It’s a relentless housing calculus in NYC. There’s not much land, there’s a growing population, 8.2 million and rising, and not enough rental porperties to go around. You see there’s a now a higher number of single people, almost half of New York’s population, yet most of those huge apartment buildings going up all over the place in Manhattan seem to be targetted towards either foreign buyers or people with big salaries. Yet the highest demand for housing is from single people on mid to lower wages.
NYC real estate people are quite open about the maladjustment in the housing market and up until now their strategy has been to suggest New Yorkers spread out, specifically to choose an apartment out of Manhattan. But now median rents in Manhattan, Brooklyn and Queens are all around $3,000 a month and while the Bronx and Staten Island are still lower they have areas that are catching up fast.
A recent survey of more affordable areas listed Inwood (Manhattan), St George (Staten Island), Riverdale (Bronx), Murray Hill (U.E.S), Bay Ridge (Brooklyn), Prospect Heights (Brooklyn), Long Island city (Queens), Jackson Heights (queens), riverdale (Bronx), and Greenpoint (Brooklyn) all areas distinguished by not being in the most populous parts of the City.
But finally developers are looking to address the relentless demand for cheaper 1 person rentals. The buzzword now is micro apartments, fitting more into less, see the video. It’s the obvious way to go, a solution adopted by other high denisty cities around the world. There’s one demonstration project underway but expect many more proposals to hit City Planners desks soon.
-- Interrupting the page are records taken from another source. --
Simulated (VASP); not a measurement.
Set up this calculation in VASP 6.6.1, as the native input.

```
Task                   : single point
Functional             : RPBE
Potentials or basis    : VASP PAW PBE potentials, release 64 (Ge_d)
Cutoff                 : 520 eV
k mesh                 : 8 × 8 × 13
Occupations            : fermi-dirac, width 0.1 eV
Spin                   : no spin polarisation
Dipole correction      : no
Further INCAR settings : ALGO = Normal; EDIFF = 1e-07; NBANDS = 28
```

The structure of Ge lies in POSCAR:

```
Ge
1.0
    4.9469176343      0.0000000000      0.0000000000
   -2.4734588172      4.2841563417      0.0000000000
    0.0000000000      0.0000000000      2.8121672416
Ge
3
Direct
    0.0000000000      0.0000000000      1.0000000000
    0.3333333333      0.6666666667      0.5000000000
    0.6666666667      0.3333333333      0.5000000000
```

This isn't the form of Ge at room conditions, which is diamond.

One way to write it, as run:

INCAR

For now however the hunt for lower rentals continues and perhaps a few of those looking should think laterally and go to Jersey City. 5 mins from Lower Mnahattan by PATH train, closer to all the Midtown and Downtown Manhattan has to offer than any of the neighborhoods listed above as places to look for rentals. The rents are lower and the area is gentrifying fast in response to the large number of young professionals moving in.